In this, there are four elements, for someone is the first, and I quote Peirce again:
“This means that the sign creates in the mind of the recipient a more equivalent sign, or even more developed.”
The second point follows from that: the reception of the sign is thus a second sign functioning as interpretant.
X in the audience – That’s nonsense!
Third, the thing for which the sign stands is called “its object.” It is these three elements that make up the three corners of the semiotic triangle. The fourth term that comes in is more discreet but no less interesting.
Lacan – You think Peirce is wrong too?
X in the audience – I think he’s going too far.
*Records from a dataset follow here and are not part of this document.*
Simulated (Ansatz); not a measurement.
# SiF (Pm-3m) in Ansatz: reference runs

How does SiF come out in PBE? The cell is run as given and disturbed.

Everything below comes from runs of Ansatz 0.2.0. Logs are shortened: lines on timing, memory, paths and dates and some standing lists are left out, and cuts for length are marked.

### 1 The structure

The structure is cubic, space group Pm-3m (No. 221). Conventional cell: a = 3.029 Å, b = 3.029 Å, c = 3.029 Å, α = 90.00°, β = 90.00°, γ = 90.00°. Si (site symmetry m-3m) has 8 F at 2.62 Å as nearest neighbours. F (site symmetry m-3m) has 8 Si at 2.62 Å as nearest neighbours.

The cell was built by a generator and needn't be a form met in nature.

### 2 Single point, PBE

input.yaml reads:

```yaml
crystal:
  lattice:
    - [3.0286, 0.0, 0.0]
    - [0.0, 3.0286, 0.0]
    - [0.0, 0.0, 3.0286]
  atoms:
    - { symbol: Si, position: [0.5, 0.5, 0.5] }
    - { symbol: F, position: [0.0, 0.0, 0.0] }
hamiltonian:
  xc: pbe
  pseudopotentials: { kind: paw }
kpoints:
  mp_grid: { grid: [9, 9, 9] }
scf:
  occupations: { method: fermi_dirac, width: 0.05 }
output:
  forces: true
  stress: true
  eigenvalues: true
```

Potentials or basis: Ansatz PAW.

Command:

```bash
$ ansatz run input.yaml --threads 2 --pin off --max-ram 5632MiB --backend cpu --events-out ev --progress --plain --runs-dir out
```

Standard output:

Lacan – What does that mean?
François Recanati
The fourth term, more discreet, is what Peirce calls the ground. The sign stands for the object, not absolutely but with reference to a kind of idea called the ground, that is, the basis, the background of the relation between the sign and the object. These four terms, taken together, define three relations. And these three relations are the respective objects of the three branches of semiotics. First relation, the sign-ground relation, sign-ground. This is pure or speculative grammar, says Peirce. It’s a matter of recognizing…
Lacan
Because speculative grammar wasn’t invented just a few years ago, as this gentleman would have us believe and…
François Recanati
It’s a matter of recognizing what must be true of the sign for it to have meaning, the idea in general is the focusing of the representamen on a determined object according to the ground or the point of view.
Thus, one can see that meaning is, in a way, projected on a differentiated background and that the ground, the determination of the ground, is almost the determination of the first point of view that determines the inscription, all this on potential. That is to say, the ground in general is already the potential. Likewise, the representamen is, in relation to its background, the determination of a certain point of view which commands the relation to the object. The ground is thus the preliminary space of inscription.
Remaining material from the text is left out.